Program 3: Censuses of Population and Agriculture

The purpose of these two programs is to provide statistical information, analyses and services that measure changes in the Canadian population, demographic and socio economic characteristics, and the agricultural sector. It serves as a basis for public and private decision making, research and analysis in areas of concern to the people of Canada. The Census of Population ProgramFootnote 1 provides detailed information on population sub-groups and for small geographical levels required to assess the effects of specifically targeted policy initiatives and serves as a foundation for other statistical surveys. Population counts and estimates are used in determining electoral boundaries, distribution of federal transfer payments, and the transfer and allocation of funds among regional and municipal governments, school boards and other locally-based agencies within provinces. The majority of information collected and used for the Census of Population relates to individual persons, so would be considered to be personal information. Contact information is also collected by the Census of Population for collective dwellings.

The Census of Agriculture provides a comprehensive picture of the agriculture sector at the national, provincial and sub-provincial levels and is mandated by the Statistics Act. For programs related to the Census of Agriculture, information collected for unincorporated farms is personal information. Contact information for farms is maintained to facilitate data collection.

Program 4: Statistical Infrastructure

Statistical infrastructure comprises activities and services that are administered to support a strong statistical system. Professional and Statistical Services include the development of sound statistical methodology, standardized concepts and classifications (including geographic concepts), the development and provision of statistical metadata, the development and maintenance of registers of enterprises and addresses for statistical purposes, and the provision of advice with respect to the Statistics Act. Operational Statistical Services provide support to data collection activities for Statistics Canada's surveys, such as data capture, coding, editing, interviewer hiring and training, and the provision of advice to clients regarding statistical products. It also includes the production of Statistics Canada's catalogued publications, on-line databases and the dissemination of Statistics Canada's official release vehicle The Daily. The Continuity and Quality Maintenance Program includes the co-ordination of the aspects of the Agency's Integrated Strategic Planning Process that ensure the continuity and quality maintenance of programs.

Personal information used within Program 4 relates to the support of the statistical activities of the first three programs. Personal information on clients of Statistics Canada is also maintained and used.

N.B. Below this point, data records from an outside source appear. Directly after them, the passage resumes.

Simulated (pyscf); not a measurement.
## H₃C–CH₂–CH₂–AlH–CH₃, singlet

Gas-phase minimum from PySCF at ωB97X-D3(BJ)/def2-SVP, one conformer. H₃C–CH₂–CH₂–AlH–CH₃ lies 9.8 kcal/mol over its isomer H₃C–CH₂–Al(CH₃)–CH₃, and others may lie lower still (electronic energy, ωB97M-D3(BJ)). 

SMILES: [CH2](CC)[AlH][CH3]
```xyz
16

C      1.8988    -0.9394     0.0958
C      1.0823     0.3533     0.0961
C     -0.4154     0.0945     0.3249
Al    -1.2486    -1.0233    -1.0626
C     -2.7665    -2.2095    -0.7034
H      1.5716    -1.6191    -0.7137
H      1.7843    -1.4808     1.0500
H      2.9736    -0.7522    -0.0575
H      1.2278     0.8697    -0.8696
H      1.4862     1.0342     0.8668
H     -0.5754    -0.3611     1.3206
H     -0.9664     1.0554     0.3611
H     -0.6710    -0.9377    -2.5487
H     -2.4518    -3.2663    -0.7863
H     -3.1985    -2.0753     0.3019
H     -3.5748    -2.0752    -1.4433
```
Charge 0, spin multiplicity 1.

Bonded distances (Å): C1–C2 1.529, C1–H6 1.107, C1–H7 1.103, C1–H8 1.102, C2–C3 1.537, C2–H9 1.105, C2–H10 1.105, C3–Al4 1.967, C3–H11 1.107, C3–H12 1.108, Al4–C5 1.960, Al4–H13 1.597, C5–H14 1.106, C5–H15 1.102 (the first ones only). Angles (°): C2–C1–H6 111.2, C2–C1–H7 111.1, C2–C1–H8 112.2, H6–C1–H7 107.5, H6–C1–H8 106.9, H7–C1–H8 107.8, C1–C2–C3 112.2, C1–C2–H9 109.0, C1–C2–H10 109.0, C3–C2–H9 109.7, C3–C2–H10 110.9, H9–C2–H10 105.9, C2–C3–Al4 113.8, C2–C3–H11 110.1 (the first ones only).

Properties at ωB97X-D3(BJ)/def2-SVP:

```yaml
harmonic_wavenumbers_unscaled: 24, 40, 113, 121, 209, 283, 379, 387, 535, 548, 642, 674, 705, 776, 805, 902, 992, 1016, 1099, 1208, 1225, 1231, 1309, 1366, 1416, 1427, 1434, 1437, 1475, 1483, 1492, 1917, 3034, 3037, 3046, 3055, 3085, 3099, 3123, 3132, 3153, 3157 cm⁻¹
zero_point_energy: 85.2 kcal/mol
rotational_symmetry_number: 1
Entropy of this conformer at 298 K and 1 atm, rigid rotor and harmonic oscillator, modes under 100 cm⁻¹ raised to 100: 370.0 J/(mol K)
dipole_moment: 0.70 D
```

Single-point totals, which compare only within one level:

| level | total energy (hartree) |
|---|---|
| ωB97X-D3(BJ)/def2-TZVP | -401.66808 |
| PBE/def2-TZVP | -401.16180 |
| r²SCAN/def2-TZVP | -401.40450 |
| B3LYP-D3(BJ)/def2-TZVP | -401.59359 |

Program 5: Cost-recovered Statistical Services

This activity produces high quality cost-recovered statistical services that meet the needs of specific federal and provincial institutions and other clients. These statistical services, if base-funded, would be included under one of the first three programs.

Personal information for this program would mirror that of the first three programs, depending on the nature of individual cost-recovered activities.

Program 6: Internal Services

Internal services comprise groups of related activities and resources that are administered to support the needs of programs and other corporate obligations of an organization. These groups are: Management and Oversight Services; Communications Services; Legal Services; Human Resources Management Services; Financial Management Services; Information Management Services; Information Technology Services; Real Property Services; Materiel Services; Acquisition Services; and Other Administrative Services. Internal Services include only those activities and resources that apply across an organization and not to those provided specifically to a program.

Personal information collected, maintained and used by Program 6 is out of scope for this generic PIA.

Identifiers

With respect to personal information collected and maintained by Statistics Canada, it is important to understand two categories of identifiers.

A – Direct personal identifiers

Direct personal identifiers are those which may be used for immediate identification of an individual, such as name and address as well as personal identifying numbers such as the Social Insurance Number and Provincial Health Number.

Direct personal identifiers are rarely useful in statistical analysis. Rather they are useful in the statistical operations: collection and processing. For example, names of individuals are used when contacting households to identify the household member from whom we would like to collect information. For telephone interviews, a home telephone number or wireless phone number is collected and used. An example of the use of personal identifiers in processing is when record linkage is involved. Statistics Canada matches the name of the individual in one data file with the same name in another data file.

Only those persons with a work-related "need to know" have access to direct personal identifiers, and even then, only for the period of time when this is required.

B – Indirect personal identifiers

Even without personal identifiers, in some cases a combination of information may identify an individual and therefore would be considered personal information. For example, a very old person may be identified, even without including his name, as he is the only one in a particular city that is this age. Indirect personal identifiers are situations where the information collected for the purposes of statistical analysis may identify an individual. In many cases, indirect personal identifiers may be used in combination with other indirect personal identifiers or with external information to identify an individual. Statistics Canada has procedures for determining whether information is identifiable, as such information is considered confidential under the Statistics Act and protected by the Privacy Act.

Footnote:

Footnote 1

For 2011, the Census of Population Program included the National Household Survey.